"webpack" task
This task invokes the Webpack tool to produce application bundles. It provides features such as:
- Combining many small .js files into one large file for faster downloads
- Improving performance by applying various compiler optimizations such as inlining and dead code elimination ("tree shaking")

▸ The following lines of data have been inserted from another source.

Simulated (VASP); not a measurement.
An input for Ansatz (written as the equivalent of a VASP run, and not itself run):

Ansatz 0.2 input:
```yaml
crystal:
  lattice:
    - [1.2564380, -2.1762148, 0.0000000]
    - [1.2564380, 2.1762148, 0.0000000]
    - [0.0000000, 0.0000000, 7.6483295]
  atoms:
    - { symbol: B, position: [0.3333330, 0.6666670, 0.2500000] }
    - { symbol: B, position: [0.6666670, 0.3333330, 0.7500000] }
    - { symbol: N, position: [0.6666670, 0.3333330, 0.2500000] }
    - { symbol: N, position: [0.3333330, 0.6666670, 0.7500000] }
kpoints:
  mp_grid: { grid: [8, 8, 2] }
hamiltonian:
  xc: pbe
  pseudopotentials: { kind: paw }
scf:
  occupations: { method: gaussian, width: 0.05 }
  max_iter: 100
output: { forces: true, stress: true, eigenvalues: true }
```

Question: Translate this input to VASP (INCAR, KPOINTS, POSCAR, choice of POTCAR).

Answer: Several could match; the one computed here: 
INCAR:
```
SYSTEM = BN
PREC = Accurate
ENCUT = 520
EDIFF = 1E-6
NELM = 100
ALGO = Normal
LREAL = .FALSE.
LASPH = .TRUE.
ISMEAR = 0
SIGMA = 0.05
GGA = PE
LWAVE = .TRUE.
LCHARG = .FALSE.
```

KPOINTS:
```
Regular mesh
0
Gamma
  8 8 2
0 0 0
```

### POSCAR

- Compressing and obfuscating code by shortening identifiers, using the Terser minifier by default
- Converting assets such as .css or even images into embedded JavaScript objects
Webpack also has the ability to act as a general purpose build system, for example by invoking a compiler or linter, however Heft does not use it that way. Heft invokes the TypeScript compiler to produce intermediate .js files which become the inputs for other tasks such as Jest or Webpack. This reduces the number of compiler passes, and avoids the need for compiler optimizations to be reimplemented multiple times for different contexts (ts-loader
, ts-jest
, etc).
The heft-webpack-basic-tutorial sample project illustrates a complete project using Webpack and React.
When to use it
Webpack should be used for projects whose output is a web application bundle. Webpack could also be used to bundle Node.js tools or services, however this is less common.
package.json dependencies
Heft has direct dependencies on the Webpack packages that it needs, so you don't normally need to add Webpack to your project's package.json file. Instead, you will need to install the Heft plugin package for the version of Webpack that you want to use:
# (CHOOSE ONE)
# If you want to use Webpack 5
rush add --package @rushstack/heft-webpack5-plugin --dev
# If you want to use Webpack 4
rush add --package @rushstack/heft-webpack4-plugin --dev
You should also add @types/webpack-env
to your project, which provides TypeScript typings for the Webpack environment:
rush add --package @types/webpack-env --exact --dev
Configuration
Since @types/webpack-env
defines global APIs (that aren't accessed using regular import
statements), it must
be be added to your TypeScript configuration like this:
<project folder>/tsconfig.json
{
"extends": "./node_modules/@rushstack/heft-web-rig/profiles/library/tsconfig-base.json",
"compilerOptions": {
"types": [
"webpack-env" // <---- ADD THIS
]
}
}
The Heft plugin that you installed above needs to be loaded using the heft.json config file:
<project folder>/config/heft.json
{
"$schema": "https://developer.microsoft.com/json-schemas/heft/heft.schema.json",
. . .
"heftPlugins": [
{ "plugin": "@rushstack/heft-webpack5-plugin" } // <---- ADD THIS
]
}
Next, create a webpack.config.js file in your project folder. Here is a rudimentary example:
<project folder>/webpack.config.js
'use strict';
const path = require('path');
const webpackConfig = {
mode: 'development',
resolve: {
// Note: Do not specify '.ts' or '.tsx' here. Heft invokes Webpack as a post-process after the compiler.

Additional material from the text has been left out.